Re: “Greg Kesich: Gov. LePage dreams up phony problem when state has real ones to solve” (March 7):

When a Maine resident asked me to submit legislation to prohibit the secretive cutting ritual known as female genital mutilation/ cutting (FGM/C) , I discovered that this horrific form of child abuse is on the rise and is an issue in our state. In 2013, the Population Reference Bureau stunningly identified almost 400 at-risk girls under the age of 18 in Maine.

In 2016, the Maine Access Immigrant Network was selected as one of only eight states to share a $6 million federal grant by the U.S. DHHS’ Office on Women’s Health to prevent FGM and to help survivors living in the U.S.

FGM is not a religious practice; this ancient ritual has been performed by millions of people of many faiths.

In 2017, my bill (L.D. 745) had broad bipartisan support with 65 sponsors; it frustratingly failed along party lines by one vote.

The Maine Prosecutors Association’s testimony from last year said: “The prosecutors do not feel confident that they can charge someone with committing Female Genital Mutilation without passage of this bill.”

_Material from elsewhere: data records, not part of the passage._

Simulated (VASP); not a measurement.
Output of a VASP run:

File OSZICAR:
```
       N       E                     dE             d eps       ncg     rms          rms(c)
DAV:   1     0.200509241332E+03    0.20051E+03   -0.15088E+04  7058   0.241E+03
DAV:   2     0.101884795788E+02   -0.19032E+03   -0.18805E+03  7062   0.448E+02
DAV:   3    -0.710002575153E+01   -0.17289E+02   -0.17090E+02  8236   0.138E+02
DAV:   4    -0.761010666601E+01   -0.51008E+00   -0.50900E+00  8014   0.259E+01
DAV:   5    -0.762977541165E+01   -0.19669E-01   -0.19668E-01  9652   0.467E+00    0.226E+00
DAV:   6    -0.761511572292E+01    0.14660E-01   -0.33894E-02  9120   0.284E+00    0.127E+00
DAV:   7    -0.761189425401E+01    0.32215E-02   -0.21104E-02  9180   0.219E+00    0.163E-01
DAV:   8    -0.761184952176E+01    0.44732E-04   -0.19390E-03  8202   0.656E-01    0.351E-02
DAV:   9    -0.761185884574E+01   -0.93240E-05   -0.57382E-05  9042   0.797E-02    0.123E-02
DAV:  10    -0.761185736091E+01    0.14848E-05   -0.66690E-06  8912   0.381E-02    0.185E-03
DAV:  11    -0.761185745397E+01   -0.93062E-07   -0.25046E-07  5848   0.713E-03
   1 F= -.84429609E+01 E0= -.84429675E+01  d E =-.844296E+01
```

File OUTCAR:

I agree. Maine should join 26 other states and enact clear laws of deterrence. FGM survivor F.A. Cole recently testified, “We shouldn’t wait until there is an ‘actual’ proof of FGM on a girl before a law is put in place. Let us not wait until what happened in Michigan happens in Maine before something gets done.”

While members of the media have been busily casting aspersions, lawmakers are responsibly focused on making laws that help protect vulnerable children from all forms of child abuse, including FGM.

The United Nations calls for “Zero Tolerance of Female Genital Mutilation.”

Other international groups, including Equality Now, UNICEF, and the AHA Foundation, also concur – eradicate and educate about this human rights violation.

I stand with the U.N.-Zero Tolerance.